Anyone familiar with Castletown Parklands might on a sunny day in the past, have sat or ‘picnicked’ on the grass front lawn between the high hedge and Castletown House (begun 1722)  and looked admiringly towards the fine ‘old building’ which seems to have been standing there forever.

But did you know that right underneath where you were sitting on the front lawn, is evidence for much older human activity at Castletown, dating to the very Early Bronze (Age 2,200 – 1800BC)   astonishingly about 4,200 years ago!

Several years ago during landscape works on the front lawn, remains of a Bronze Age burial site were discovered, lying only 30cm under the existing grass sod. As a result an 8 metre by 9 metre area of the grass lawn was archaeologically excavated in order to analyse and record the extent of these burials within this area limit.

“A total of 11 individuals were identified which consisted of three inhumation burials (i.e in-tact skeletal remains) lying on their right side and facing east. Of the three burials, two were in a crouched position, with only one inhumation placed in a stone- lined pit grave.

The remaining eight individuals were cremated and ashes placed in a series of four simple unlined pits, while all but one of the four cremation pits contained several individuals. ‘

Of the eleven individuals identified during the excavation:

Three were three adult males, six others were adults whose sex could not be identified, and two were juveniles, one aged about 5 years old who was buried with two adults, and one aged about 10 years old buried with an adult male.”  Ref: Melanie McQuade ADS Report)

In one of the inhumation burials a bowl food vessel was placed at the back of the skull, and in another a vase food vessel was placed by the hip. These pottery objects were interred with the bodies and considered to provide food in the afterlife. Apart from pottery remains there was no other objects found in the graves. The pottery vessels were highly decorated with comb-impressed line decoration.

Some butchered pig, sheep and cattle burnt- bone fragments were noted in with the cremation burials, most likely the residue of food consumed at the time and accidently included in the burial fill.

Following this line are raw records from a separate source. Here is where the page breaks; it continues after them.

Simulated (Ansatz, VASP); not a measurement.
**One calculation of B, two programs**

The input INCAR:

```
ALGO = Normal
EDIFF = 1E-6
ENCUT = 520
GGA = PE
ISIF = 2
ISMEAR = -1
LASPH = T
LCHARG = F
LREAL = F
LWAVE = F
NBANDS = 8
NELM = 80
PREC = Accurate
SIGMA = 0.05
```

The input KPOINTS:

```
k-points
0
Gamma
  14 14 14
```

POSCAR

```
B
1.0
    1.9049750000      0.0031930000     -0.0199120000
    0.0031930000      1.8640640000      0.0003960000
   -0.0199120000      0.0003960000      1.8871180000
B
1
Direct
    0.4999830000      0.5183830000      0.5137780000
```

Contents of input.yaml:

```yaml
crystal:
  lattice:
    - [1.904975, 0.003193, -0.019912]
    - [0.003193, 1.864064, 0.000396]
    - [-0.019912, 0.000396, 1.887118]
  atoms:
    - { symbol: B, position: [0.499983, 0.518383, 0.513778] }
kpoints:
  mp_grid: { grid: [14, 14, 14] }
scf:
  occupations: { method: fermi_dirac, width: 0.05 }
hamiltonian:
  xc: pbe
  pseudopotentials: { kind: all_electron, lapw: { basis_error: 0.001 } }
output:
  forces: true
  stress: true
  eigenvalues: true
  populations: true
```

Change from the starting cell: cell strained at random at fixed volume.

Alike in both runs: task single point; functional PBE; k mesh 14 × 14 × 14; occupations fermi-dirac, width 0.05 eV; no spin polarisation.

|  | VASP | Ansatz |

The Bronze Age burials uncovered at Castletown are only a small section of a much larger Early Bronze Age flat cemetery site that exists in this location. There was no evidence for an overlying mound or enclosing ditch generally a  feature of Bronze Age burial sites, however if they did exist, it is likely they were levelled during the later extensive building and landscaping  works on the Castletown lands.